Revving Up Your Recognition Program During a Recession
Revving Up Your Recognition Program During a Recession
By Tyler Gentry, Motivatum Now LLC and Linda Vossen
Why do companies drop their recognition programs during a recession? What message does it send to employees who are already stressed out about keeping their jobs or doubling their workload to compensate for those who have lost their jobs? Americans are feeling the economic crunch and companies may be unintentionally sending a message to employees — “You should be happy you still have a job.”
But, employers should ask themselves these questions: “What happens when the economy begins to improve and jobs begin opening up? Can we be certain that our top talent won’t jump ship as soon as they get the opportunity?” Dropping recognition programs altogether, especially in a down economy, only creates more stress and deteriorates morale.
Right now businesses are tightening their belts to stay under budget, but many are finding that recognition and reward programs can play a big part in increasing engagement and productivity. They have discovered the importance of paying attention to the company’s greatest asset – its employees. Now more than ever is the opportune time for companies to rev up their recognition culture.
The Reality
In 2008 alone, Americans lost 2.6 million jobs. As of May 2009, the unemployment rate had risen to 9.4 percent, according to the U.S. Bureau of Labor Statistics. The National Bureau of Economic Research declared the downturn an economic recession, with evidence of loss in Gross Domestic Product growth, real personal income, employment, industrial production and wholesale-retail sales.

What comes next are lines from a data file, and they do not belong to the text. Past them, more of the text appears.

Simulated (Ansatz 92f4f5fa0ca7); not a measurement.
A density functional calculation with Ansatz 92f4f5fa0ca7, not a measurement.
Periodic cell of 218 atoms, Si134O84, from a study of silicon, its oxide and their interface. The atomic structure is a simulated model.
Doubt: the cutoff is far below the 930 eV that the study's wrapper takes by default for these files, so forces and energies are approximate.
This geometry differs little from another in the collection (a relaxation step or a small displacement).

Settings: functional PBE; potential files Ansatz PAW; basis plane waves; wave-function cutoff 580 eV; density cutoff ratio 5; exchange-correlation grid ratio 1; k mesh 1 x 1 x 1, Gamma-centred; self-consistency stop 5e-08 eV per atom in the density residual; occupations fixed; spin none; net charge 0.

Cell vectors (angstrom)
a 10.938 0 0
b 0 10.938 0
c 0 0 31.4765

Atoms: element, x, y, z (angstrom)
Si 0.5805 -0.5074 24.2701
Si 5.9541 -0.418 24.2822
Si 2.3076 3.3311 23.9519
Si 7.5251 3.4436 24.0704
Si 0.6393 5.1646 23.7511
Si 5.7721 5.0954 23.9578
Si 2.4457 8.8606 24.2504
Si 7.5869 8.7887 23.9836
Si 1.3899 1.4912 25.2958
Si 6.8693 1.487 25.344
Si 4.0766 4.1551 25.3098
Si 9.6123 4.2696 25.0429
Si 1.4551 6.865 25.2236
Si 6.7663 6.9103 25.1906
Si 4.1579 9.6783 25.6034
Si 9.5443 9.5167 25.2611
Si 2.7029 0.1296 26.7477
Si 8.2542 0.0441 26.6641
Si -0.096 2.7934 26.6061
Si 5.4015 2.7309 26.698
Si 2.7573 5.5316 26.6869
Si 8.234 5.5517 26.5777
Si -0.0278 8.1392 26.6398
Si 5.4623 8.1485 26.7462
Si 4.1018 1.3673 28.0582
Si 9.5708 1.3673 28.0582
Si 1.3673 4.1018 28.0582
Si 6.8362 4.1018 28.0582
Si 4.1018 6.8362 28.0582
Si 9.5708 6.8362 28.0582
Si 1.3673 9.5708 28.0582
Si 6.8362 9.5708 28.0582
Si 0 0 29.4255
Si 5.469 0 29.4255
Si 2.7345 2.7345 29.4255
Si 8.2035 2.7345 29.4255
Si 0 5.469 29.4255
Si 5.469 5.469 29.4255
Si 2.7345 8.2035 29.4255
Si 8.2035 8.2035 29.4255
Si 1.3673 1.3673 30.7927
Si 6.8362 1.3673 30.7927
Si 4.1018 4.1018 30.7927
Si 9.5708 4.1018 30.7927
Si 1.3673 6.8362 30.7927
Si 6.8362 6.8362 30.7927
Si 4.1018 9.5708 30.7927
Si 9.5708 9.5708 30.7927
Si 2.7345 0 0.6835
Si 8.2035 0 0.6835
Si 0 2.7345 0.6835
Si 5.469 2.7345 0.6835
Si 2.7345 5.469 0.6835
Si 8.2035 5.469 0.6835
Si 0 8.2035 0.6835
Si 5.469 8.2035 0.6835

It might seem logical to eliminate employee recognition programs because there is no easy, transparent way to justify the expense through return on investment (ROI) tracking. But most employers intuitively recognize that cutting these programs would cause a significant drop in employee morale.
However, there is some good news. A recent survey, conducted by a worldwide recognition company, assessed the importance of employee recognition in a recession. Results showed that 75 percent of HR managers indicated they are maintaining their employee recognition programs even while other areas of their company are being cut, with an additional 5 percent who actually plan to increase their budgets.
But in the same survey, 89 percent of HR managers indicated that layoffs and the reduction or elimination of programs and benefits would have a negative impact on morale now or in the future, and 80 percentsaid these cuts would impact productivity levels in the short and long term.
The Challenge
There is an important reason for keeping employee recognition programs in place: When companies fail to make employee recognition a strategic investment, they have no clear way to manage, track and report success metrics.
Following are some tips for making your recognition program personalized, realistic, measurable and “REAL.”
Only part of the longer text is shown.